Robotics

Kairos: New system cuts Physical AI latency by up to 66.5%

Digital serving fails robots. Kairos rethinks inference for physical AI fleets.

Deep Dive

Physical AI is booming, but its inference patterns are fundamentally different from digital AI—tasks involve multiple rounds of inference interleaved with action execution, generating chunks of actions each round. Existing digital AI serving systems are ill-suited for this, creating a critical bottleneck for robot fleets. Enter Kairos, designed by a team of researchers from academia and industry (including Yinwei Dai, Ganesh Ananthanarayanan, Landon Cox, Xenofon Foukas, Bozidar Radunovic, and Ravi Netravali). Kairos is the first serving system that makes the generate-execute loop a first-class citizen, actively managing the execution phase rather than treating it as an afterthought.

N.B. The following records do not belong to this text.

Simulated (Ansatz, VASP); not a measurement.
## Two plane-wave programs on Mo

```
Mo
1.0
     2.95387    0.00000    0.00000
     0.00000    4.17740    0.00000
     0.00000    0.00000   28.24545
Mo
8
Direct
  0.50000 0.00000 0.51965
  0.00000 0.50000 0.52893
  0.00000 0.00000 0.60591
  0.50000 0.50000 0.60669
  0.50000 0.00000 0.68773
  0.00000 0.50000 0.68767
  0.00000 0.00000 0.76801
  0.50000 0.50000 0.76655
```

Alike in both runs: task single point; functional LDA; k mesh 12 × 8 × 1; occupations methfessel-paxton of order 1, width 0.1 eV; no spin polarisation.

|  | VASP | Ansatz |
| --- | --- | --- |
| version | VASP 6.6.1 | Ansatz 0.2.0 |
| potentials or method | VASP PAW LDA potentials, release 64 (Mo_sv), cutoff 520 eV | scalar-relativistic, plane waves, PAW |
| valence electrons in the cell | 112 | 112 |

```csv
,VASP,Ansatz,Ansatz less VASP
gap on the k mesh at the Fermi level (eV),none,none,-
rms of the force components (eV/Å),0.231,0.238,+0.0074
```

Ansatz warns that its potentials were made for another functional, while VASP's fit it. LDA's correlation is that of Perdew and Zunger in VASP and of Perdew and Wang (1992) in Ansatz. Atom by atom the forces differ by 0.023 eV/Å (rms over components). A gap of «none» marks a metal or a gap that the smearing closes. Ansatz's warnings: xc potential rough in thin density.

Across a wide range of physical AI models and robots, Kairos slashes average end-to-end task latency by 31.8% to 66.5% compared to the best digital AI serving practices. Notably, the latency reduction grows as the robot fleet scales, making it ideal for large deployments. By addressing the unique demands of physical AI—asynchronous inference, action batching, and tight coordination—Kairos unlocks faster, more scalable robot operations. For professionals deploying robotics at scale, this could mean quicker cycle times and more efficient use of compute resources.

Key Points
  • First multi-robot serving system designed specifically for Physical AI's multi-round inference patterns.
  • Reduces end-to-end task latency by 31.8% to 66.5% over state-of-the-art digital AI serving systems.
  • Performance gains increase with robot fleet size, enabling scalable deployment across general environments.

Why It Matters

Kairos removes a key bottleneck for physical AI, enabling faster and more scalable robot fleets in real-world automation.